But some of my most important mentors were those who helped me when kids were really hard for me, because I always felt like leaving. It was really hard for me to stay through difficult kids. I always felt like a failure, like it was my personal problem that they were as miserable as they were.
How has that changed?
When I was young, I didn’t have the perspective to see that this kid wasn’t just like this with me; he was like that in the whole world, carrying around all this pain. I think I felt the pain, and I just needed it to be over. I needed to fix it, and it was really hard. It still is, but I have a deeper perspective on it. As a young teacher, anyone who could help me with that stuff was really important to me. I could figure out really quickly who was going to help me. I would go to them and say, ‘I need help. I can’t do this. I said X and Y and this kid said QRST and W, then left the room! I don’t know what to do.’ And they would hear me and help me.
You have led a group for assistant teachers at Paideia for over fifteen years now, engaging teachers relatively new to the profession in discussions about classroom craft, navigating relationship with lead teachers, parents, etc. Is that mentoring?
I see the group itself as mentoring. It offers support and a collegial forum in which for asking questions and firming up or clarifying ideas. But I can also take a clear leadership role. Sometimes when we're talking about a situation that's tricky each person will suggest possible actions to take, but there are moments when I feel strongly about a point of view - often it's the "why" behind the "what" - and I'll hold forth some on what I consider Best Practice in that situation. It's just like the way we teach children - sometimes the group explores, sometimes the teacher points out. They're both important.
Your teaching has evolved over the years. Have those changes been in response to changes you have noted in your students, or changes in yourself?
I certainly do not see any difference in kids today compared to 1970 in terms of who they bring in the door with them--their personalities, their worries, etc. I have, though, seen a really big difference in reading. Kids in the third grade now cannot read what kids in third grade at Shady Hill could read when I left--so about 1983. They really can’t. There is the occasional kid who can, of course. But most just don’t have that kind of...persistence, maybe? And they don’t come in with the same degree of skill as readers. I think there has been a shift. Every year we get easier books for our classroom, not harder books, and more of those books that are part of a series. ‘Oh, do you like that book? Good! There are fifteen more just like it.’ If I read a book aloud like an E. Nesbit book--a real literary kind of children’s book I would sometimes read at Shady Hill--I find I just can’t. I think an individual kid might be able to read that at home, but we just can’t read it in class. It doesn’t work. And because of that I find my teaching has had to change to a certain extent.

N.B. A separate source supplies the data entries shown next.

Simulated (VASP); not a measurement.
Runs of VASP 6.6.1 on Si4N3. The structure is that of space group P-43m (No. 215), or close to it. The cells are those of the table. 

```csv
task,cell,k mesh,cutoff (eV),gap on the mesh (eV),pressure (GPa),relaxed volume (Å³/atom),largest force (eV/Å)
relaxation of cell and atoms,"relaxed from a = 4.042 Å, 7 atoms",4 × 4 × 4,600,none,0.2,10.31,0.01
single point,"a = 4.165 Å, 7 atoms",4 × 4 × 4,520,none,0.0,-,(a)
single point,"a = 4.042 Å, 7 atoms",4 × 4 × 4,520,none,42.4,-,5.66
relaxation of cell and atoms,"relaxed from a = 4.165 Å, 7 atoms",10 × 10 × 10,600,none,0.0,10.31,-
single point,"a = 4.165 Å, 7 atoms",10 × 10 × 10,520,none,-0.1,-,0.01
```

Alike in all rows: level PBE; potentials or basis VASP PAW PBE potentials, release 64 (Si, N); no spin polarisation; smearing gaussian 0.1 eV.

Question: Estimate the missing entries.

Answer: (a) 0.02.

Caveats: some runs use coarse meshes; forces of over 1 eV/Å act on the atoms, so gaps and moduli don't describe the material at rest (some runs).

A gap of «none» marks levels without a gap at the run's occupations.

But, there is a really interesting possibility that part of why I teach differently is that in the meantime I have become a parent. I think I see kids really differently from having become a parent. I have a different sense of what they need, and I feel more connection to their emotional lives and a concern for that. As a young teacher I was really wrapped up in creating really interesting curriculum. ‘Let’s build a cactus out of cardboard! This will be great!’ I could function that way with kids. I remember all sorts of project I did with kids that were all-consuming, and I was very much like the older brother or sister that they were happy to follow into some project. Now I look for different things in my curriculum. I want kids to be independent...I want them to have an ownership of things. I have also changed how attuned I am to skills, which perhaps I did not take as seriously when I was a young whippersnapper. I think I see kids much more individually now. I think it has become more and more important to me that my classroom be a safe place for kids. From my own children, I have seen how much kids shut down when they are anxious, and then they can’t learn! Or they can only do certain kinds of learning.
You are in the unique position of having been married to a teacher [Peter Richards teaches 4th and 5th graders down the hall from Kelly.] What has that been like?
When we first came to Paideia I taught with Peter for four years, and at that time we were also the parents of a newborn to a four-year-old. In the beginning it was ideal because we had so much flexibility. Basically we shared a job and a half. Either of us could be at home with a kid, either of us could be at school: one person was going to be in school all day and one person was going to be in school half the day--that’s the way we worked it out with Paul. By the time our oldest became 3, though, it was too much of the sameness. It really was too much talking about school, finally.
Many times kids from my class have gone directly into Peter’s class the next year. I love that. We compare the things we observe in the same child over time. We do talk about kids, but we talk about teaching more. Peter will tell me something that he did that he is really proud of, or vice versa. One of the things that has been really fun that we mostly do on a long drive is that we brainstorm together. ‘How would you teach this?’ That’s so fun.
I love the connection that Peter and I have had through our teaching. I love that our family was all in school together, that our family was all on vacation together.... And, I think Peter is a fantastic teacher. I really appreciate him in a way that I imagine in most marriages you don’t get to appreciate each other, and I know he feels the same way. Sometimes I’ll look up and see him standing in our classroom just beaming, just loving what he sees. And I do the same. That is so cool.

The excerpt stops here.